@fresco,
Your ongoing attempts to hijack every thread you see and try to turn it into a forum for expounding on your absurd solipsism and long-rejected epistemological positions are rather pathetic, Fresky, and I'm not going to get deep in that crap with you again. That said, I will note the following:
Quote:Operationalization is used to specifically refer to the scientific practice of operationally defining, where even the most basic concepts are defined through the operations by which we measure them. This comes from the philosophy of science book The Logic of Modern Physics (1927), by Percy Williams Bridgman, whose methodological position is called operationalism.

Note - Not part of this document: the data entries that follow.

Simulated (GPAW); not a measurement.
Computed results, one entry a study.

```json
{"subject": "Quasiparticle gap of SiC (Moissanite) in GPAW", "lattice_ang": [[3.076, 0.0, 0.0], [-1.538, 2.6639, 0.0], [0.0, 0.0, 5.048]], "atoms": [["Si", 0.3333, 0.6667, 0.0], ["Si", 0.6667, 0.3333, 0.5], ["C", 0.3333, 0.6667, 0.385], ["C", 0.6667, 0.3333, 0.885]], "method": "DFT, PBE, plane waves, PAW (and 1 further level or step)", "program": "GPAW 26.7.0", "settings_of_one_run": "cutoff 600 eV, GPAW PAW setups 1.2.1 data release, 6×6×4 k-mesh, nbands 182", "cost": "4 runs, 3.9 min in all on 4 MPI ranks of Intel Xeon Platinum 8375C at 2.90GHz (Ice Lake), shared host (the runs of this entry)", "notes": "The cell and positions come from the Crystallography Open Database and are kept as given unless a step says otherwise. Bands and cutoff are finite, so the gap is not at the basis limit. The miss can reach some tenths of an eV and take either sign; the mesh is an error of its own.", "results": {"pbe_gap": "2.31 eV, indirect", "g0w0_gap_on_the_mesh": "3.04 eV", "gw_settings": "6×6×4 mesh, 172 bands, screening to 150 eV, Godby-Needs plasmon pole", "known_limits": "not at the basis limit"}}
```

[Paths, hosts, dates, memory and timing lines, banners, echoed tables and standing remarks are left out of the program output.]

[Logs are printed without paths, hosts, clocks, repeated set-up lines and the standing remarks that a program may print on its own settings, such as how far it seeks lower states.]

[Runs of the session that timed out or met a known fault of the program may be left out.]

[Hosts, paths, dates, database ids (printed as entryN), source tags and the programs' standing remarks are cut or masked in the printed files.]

Einstein's disagreement with the operationalist approach was criticized by Bridgman[10] as follows: "Einstein did not carry over into his general relativity theory the lessons and insights he himself has taught us in his special theory."
Unfortunately for poor Percy Bridgman, his operationalism went down in flames with the positivism which adopted it. Like Ayer, he had to recant, saying:
Quote:In short, I feel that I have created a Frankenstein, which has certainly got away from me. I abhor the word operationalism or operationism, which seems to imply a dogma, or at least a thesis of some kind. The thing I have envisaged is too simple to be dignified by so pretentious a name.
All said and done:
Quote:When subjected to the scrutiny of professional philosophers, however, Bridgman's ideas were soon exposed as unsystematic and undeveloped, as he freely admitted himself. Moreover, it became evident that his ideas did not help logical positivists solve the key problems that they were struggling with. After the initial fascination, the standard positivist (and post-positivist) reaction to operationalism was disappointment, and operationalism was often seen as a failed philosophy that did not live up to its promises.
http://plato.stanford.edu/entries/operationalism/#CriOpe
You're 60 years behind the times, Fresky, and yet claim to be some expert on epistemology.
You aint. You're just another blowhard, I'm afraid.